The White House, scurrying to mend its torn relationship with House Speaker Thomas P. (Tip) O'Neill Jr. (D-Mass.), announced yesterday that it had found a high-level White House job for O'Neill's friend Robert Griffin.
Griffin, fired last week as deputy administrator of the scandal-tinged General Service Administration after losing a power strugle with his boss, will join the staff of White House adviser Robert S. Strauss a salary of $50,000.
The speed with which Griffin was placed in a new job - and the cast of characters involved - was a measure of the presidential concern over O'Neill's anger at Griffin's dismissal from the GSA.
Over the past four days, President Carter, Vice President Mondale, Hamilton Jordan, Carter's closet aide, Richard Moe, vice presidential chief of staff and Strauss personally involved themselves in finding work for a bureaucrat most Americans had never heard of until last week.
"I'm quite pleased," Griffin, 61, said yesterday. "I'm terribly grateful."
After Griffin's dismissal last week, O'Neill described himself as "deeply hurt" over the "shabby treatment" he and Griffin had received from the White House. He said chief White House lobbyist Frank Moore had misled him about the fate of Griffin, the speaker's longtime friend and protege from his home state of Massachusetts.

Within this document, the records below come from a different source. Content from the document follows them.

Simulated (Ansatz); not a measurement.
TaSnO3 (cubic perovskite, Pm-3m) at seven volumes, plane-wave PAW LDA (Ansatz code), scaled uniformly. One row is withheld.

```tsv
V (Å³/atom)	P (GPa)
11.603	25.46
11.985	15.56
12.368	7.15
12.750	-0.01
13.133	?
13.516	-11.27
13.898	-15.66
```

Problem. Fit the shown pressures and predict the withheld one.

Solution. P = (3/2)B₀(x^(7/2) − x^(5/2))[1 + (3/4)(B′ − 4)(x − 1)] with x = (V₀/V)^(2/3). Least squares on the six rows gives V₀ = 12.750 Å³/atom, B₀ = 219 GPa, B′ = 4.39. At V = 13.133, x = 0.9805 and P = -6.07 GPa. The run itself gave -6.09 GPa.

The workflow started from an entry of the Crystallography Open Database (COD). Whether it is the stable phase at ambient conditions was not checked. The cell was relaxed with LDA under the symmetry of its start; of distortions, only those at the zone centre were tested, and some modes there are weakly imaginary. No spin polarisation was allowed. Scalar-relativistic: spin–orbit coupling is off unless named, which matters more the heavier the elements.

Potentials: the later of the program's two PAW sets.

Then, the White House confirmed yesterday, O'Neill barred Moore from the speaker's office and said he would deal only with William Cable, Moore's deputy. White House officials said O'Neill placed his office off-limits to other members of Carter's lobbying team as well - specifically, two aides to Cable.
With Congress already ill-disposed toward many of Carter's legislative programs, administration lobbyists view O'Neill's cooperation as critical and his antagonism as potentially disastrous.
Officials spokesmen for Carter as well as his lobbyists say that, so far, O'Neill has not vented his anger on any Carter bills. O'Neill has also described himself as a "loyal Democrat" who would not seek real retribution against the president.
Yesterday, O'Neill appeared in a conciliatory mood when he said that "time is the curer of all problems. . . I have had four or five conversations with members of the president's Cabinet in the last 36 hours. So the performance between the administration and the speaker's office continues as it has been."
Griffin's job with Strauss is largely undefined. Strauss, a former Democratic National Committee chairman, is currently in charge of trade negotiations and a leader in the fight against inflation. His role in the Carter administration is "continually expanding," presidential spokesman Rex Granum said yesterday, and Griffin "has accumulated a wealth of experience in the federal government" helping to run GSA, the agency that manages all federal buildings.
"I think Bob Strauss is going to use Griffin in a variety of ways," said Moe. He said Strauss had been "talking to us about his additional responsibilities" and the need for more staff.
"There are very few openings at that [Griffin's salary] level. But we discovered this pool of high-level positions that the president can move around," Moe said.